3. Don’t Try to Do Everything
Find the channel that feels the most natural and focus on it. I love Twitter and use it all the time. The short bursts and speed of information fit my style. I am a casual visitor to other social media channels and will often share what I learn in those avenues back to my first love, Twitter.
4. Be Helpful
Share content or information that you find helpful. If you are reading an article on a site or attending a conference and you find a piece of content compelling, others will too.
5. Don’t Focus on Feedback
Don’t be worried about getting responses. I am always amazed when I run into people who regularly read my updates and find them useful, but never respond to me.
6. Share Something Personal
Especially if you are tweeting from your own account. I often tweet about the funny things my daughter says and does–she’s affectionately known as “Teen” to my followers. These updates let others know that there is a person behind my account.

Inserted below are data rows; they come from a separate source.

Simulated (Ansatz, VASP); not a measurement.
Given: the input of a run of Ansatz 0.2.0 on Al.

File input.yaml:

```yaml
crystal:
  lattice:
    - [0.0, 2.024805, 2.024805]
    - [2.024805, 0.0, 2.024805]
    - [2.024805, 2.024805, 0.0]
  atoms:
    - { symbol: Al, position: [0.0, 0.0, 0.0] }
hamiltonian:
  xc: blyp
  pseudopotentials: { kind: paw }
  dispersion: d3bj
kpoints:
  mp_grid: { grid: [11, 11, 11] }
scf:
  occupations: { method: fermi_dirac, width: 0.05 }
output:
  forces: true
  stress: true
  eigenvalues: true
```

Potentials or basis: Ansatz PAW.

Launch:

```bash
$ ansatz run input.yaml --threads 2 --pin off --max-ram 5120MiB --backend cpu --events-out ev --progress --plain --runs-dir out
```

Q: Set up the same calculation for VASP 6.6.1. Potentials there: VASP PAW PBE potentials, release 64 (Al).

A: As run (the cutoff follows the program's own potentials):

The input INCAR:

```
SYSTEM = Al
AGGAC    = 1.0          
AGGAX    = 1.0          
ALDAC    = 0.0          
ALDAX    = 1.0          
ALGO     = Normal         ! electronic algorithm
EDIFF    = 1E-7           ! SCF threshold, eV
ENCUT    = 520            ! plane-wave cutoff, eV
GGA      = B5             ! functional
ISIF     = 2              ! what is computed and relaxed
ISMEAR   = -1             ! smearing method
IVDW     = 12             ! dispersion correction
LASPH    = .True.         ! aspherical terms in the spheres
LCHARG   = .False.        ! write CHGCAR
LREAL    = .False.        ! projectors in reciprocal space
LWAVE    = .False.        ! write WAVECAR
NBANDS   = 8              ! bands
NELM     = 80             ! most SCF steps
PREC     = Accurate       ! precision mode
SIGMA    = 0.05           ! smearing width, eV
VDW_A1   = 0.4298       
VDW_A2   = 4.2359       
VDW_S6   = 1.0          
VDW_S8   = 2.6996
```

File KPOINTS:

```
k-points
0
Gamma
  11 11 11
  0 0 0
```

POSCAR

7. Avoid Social Media Blindness
As a business owner, only tweet things you have read. Resist the temptation to set up a feed that tweets everything related to a topic or an interest. Not only can this be very annoying to your followers, it lessens your credibility. It’s embarrassing when someone asks you about your opinion on something you shared and you have no idea what they’re talking about.
8. Ask for Advice
A secret tip that has worked for me is both asking for advice from others and intentionally looking to answer questions posed across social media. This is a great way to learn about a topic and start a dialogue with someone new.
9. Say Thank You
It’s true in life and it’s true on Twitter: If someone takes the time to retweet something you post–certainly if they take the time to make a specific comment–a simple thank you back goes a long way.
10. Pay Attention
It’s about lasting connections: If someone you follow posts something that interests you or moves you, be sure to reach out.
11. Encourage Sharing
Especially when you use Twitter, leave room for other people’s comments. You think 120 characters is tough? Well, the ideal tweet is 120 character or fewer. Simply using the words “share this” have proven to be a strong call to action.
12. It’s About All of You
Nobody likes spam. When users decide whether to follow you, most evaluate the totality of your social media account. They will look at your last page or so of updates. They want to see that you are interesting, engaged, and that what you share is useful.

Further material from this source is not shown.